Substitute $1.07\text{ M}$ for $\left[{\text{HClO}}_4\right]$ and $2.30\text{ mL}$ for $V$ in equation (5).

  $\begin{array}{c}{n}_{{\text{HClO}}_4}=\left(1.07\text{ M}\right)\left(2.30\text{ mL}\right)\left(\frac{1\text{ L}}{1000\text{ mL}}\right)\\ =0.0025\text{ mol}\end{array}$

On addition of ${\text{HClO}}_4$ moles of imidazole reduce by $0.0025\text{ mol}$. Hence, number of moles of imidazole is as follows:

  $\begin{array}{c}{n}_{\text{imidazole}}=0.1496\text{ mol}-0.0025\text{ mol}\\ =0.0147\text{ mol}\end{array}$

On addition of ${\text{HClO}}_4$ moles of imidazole hydrochloride is increased by $0.0025\text{ mol}$. Hence, number of moles of imidazole hydrochloride is as follows:

  $\begin{array}{c}{n}_{\text{imidazole hydrochloride}}=0.0966\text{ mol}+0.0025\text{ mol}\\ =0.098\text{ mol}\end{array}$

Since volume is same, therefore, number of moles of imidazole and imidazole hydrochloride is equal to its moles. Hence, value of $\left[\text{I}\right]$ is $0.147\text{ M}$ and $\left[{\text{IH}}^{+}\right]$ is $0.098\text{ M}$.

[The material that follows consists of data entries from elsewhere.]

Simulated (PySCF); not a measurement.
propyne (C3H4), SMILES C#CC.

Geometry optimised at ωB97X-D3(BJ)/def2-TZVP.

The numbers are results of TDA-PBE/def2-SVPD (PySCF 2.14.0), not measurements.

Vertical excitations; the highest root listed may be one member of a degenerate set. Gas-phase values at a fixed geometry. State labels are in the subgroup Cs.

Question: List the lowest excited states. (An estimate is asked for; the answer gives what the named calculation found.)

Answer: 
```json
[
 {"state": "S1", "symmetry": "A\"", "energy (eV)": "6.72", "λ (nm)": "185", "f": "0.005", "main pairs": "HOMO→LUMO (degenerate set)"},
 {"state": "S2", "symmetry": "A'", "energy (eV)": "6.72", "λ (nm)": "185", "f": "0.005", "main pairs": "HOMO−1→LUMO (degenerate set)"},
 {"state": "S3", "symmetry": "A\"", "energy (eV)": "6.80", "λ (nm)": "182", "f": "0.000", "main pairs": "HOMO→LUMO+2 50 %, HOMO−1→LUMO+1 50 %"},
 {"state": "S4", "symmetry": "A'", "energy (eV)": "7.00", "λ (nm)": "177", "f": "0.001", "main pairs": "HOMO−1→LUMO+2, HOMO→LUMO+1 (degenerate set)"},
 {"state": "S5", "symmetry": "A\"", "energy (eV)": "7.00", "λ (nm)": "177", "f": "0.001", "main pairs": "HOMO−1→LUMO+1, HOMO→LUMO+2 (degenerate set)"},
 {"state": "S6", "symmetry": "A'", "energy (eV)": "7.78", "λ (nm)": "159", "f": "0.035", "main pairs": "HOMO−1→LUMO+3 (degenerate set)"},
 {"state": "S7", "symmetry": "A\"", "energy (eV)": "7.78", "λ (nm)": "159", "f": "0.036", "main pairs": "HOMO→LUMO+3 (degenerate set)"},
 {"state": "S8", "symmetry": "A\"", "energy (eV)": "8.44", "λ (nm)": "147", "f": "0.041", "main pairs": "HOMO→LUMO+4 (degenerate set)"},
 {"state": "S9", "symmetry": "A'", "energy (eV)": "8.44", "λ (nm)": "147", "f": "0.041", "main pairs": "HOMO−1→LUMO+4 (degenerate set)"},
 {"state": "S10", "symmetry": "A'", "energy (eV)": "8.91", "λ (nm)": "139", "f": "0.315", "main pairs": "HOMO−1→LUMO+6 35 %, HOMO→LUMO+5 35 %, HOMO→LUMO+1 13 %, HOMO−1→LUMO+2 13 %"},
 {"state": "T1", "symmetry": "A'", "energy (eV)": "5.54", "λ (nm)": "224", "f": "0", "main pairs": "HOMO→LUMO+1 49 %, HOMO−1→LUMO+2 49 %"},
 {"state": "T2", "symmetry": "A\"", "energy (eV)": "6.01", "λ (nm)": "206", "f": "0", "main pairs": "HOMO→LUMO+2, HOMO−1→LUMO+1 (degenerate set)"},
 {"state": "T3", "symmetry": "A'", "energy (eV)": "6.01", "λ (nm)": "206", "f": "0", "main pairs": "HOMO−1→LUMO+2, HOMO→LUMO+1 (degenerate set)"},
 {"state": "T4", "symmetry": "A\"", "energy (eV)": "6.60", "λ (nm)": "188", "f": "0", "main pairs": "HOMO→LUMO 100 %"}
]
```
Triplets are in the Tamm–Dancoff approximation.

The expression to calculate $\text{pH}$ is as follows:

  $\text{pH}=\text{p}{K}_a+\log \frac{\left[\text{I}\right]}{\left[{\text{IH}}^{+}\right]}$        (6)

Here,

$\text{p}{K}_a$ is dissociation constant of acid.

$\left[\text{I}\right]$ is concentration of imidazole.

$\left[{\text{IH}}^{+}\right]$ is concentration of imidazole hydrochloride.

Substitute 7 for $\text{p}{K}_a$, $0.147\text{ M}$ for $\left[\text{I}\right]$ and $0.098\text{ M}$ for $\left[{\text{IH}}^{+}\right]$ in equation (3).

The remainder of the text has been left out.